So funny. While listening to you show I was at my friends house where we are trying to work the same problem.
Over here in Europe we have 3 Phase 380V (not split “in the middle”) but rather connected via a neutral STAR in the middle. So the outlet have each 220V towards the Neutral.
Same problem: Stone in the Supply Wire cut the Neutral Phase. Every time a high current was drawn the voltage on that phase dropped and the lights went dim, while on the other phases the voltage went close to 380V (and very bright lights) since the current couldn’t run through the Neutral Supply, but went via Neutral to the next Phase.
That can happen on the North American split-phase system.

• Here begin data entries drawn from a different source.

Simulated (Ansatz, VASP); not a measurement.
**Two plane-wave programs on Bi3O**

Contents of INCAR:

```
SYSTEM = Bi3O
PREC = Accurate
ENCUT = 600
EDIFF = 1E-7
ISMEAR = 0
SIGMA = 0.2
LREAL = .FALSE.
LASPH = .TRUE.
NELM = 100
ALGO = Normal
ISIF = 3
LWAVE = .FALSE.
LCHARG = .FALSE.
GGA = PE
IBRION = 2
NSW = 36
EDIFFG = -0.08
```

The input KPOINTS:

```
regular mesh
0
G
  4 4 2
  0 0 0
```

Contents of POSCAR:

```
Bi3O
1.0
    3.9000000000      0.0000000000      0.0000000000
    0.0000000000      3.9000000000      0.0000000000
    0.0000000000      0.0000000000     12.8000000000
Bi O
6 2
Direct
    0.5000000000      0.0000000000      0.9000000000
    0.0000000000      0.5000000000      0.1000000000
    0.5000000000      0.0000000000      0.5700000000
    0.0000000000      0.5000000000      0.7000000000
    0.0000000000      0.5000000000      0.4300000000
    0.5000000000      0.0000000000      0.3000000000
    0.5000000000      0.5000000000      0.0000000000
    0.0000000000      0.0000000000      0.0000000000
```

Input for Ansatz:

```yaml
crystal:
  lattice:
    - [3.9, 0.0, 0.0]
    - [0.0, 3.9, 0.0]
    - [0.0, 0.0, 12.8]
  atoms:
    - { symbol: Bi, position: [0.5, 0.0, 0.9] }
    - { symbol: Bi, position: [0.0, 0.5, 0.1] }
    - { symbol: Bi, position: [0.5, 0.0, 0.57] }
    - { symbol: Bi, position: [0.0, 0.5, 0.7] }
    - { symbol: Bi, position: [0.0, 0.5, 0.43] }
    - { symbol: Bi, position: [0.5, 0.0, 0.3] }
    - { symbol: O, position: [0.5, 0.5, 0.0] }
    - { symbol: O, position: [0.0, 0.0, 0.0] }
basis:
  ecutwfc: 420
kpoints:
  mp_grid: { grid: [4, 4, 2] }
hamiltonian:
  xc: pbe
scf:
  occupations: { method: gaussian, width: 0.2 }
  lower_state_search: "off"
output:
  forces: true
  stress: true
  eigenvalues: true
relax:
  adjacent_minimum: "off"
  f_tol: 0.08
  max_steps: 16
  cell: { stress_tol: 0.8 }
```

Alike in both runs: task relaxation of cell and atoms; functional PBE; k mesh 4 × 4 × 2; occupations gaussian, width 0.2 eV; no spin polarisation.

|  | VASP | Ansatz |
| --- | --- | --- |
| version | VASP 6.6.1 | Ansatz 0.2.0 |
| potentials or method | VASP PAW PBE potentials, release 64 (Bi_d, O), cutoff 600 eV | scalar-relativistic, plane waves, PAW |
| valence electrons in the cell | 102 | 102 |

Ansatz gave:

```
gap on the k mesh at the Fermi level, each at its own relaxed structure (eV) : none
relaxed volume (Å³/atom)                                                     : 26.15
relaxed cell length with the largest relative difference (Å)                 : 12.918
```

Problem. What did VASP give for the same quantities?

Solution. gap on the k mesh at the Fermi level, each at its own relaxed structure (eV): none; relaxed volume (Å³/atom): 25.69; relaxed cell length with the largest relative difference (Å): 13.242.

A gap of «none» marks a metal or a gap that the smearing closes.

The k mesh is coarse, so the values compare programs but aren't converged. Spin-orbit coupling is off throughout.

Without the neutral, the two ‘phases’ are in series and form a voltage divider across the 240 V. With a poor or missing neutral the voltages will ‘drift’ depending on the loading.
I found out about a loose connection when my UPS alarmed on a 140 V overvoltage when the kettle was turned on.
Guessed you had a phase down ! In Straya we generally only allow an appliance to use all threee phases, eg motors. However backin the day a two phase heater was a trap for young players!
Measuring your phases indvidually to ground at your mains supply point can let you know whats up.
Sometimes the supply distributor may have lost the phase, eg weather or event. IF one phase is down on the High Voltage the neutral point may move and then each LV mains supply phase can drift, One will go higher than 230VAC and one very low and the third will be in between, as the starpoint and phases and only being fed by two phases of HV in delta..
Tom Wojciaczyk says
While there are GFCI breakers here in the US, what you more likely have in your load center are AFCI breakers. Since 2011 the NEC has required AFCI in family rooms, dining rooms, bedrooms, etc… and more recently even laundry rooms and kitchens.
Can confirm in Australia not all houses will necessarily go out. We had a tree take out a single phase in the street a few years back during a massive rainstorm. Took Ausgrid four days to get to it due to the volume of calls. We powered our fridge from the back neighbours with a long extension lead.
Rich W. says
At least Chris probably saved a few dollars on his electric bill that month. 😉 Pretty neat how Dave zoomed in on the phase situation right at the start of this ghoulish tale.
If my father had known that the meter was only one phase he’d have tried to load as much of the house as possible onto the other. (50/50 that it would have ended very badly though.) He was just that much of a cheapskate.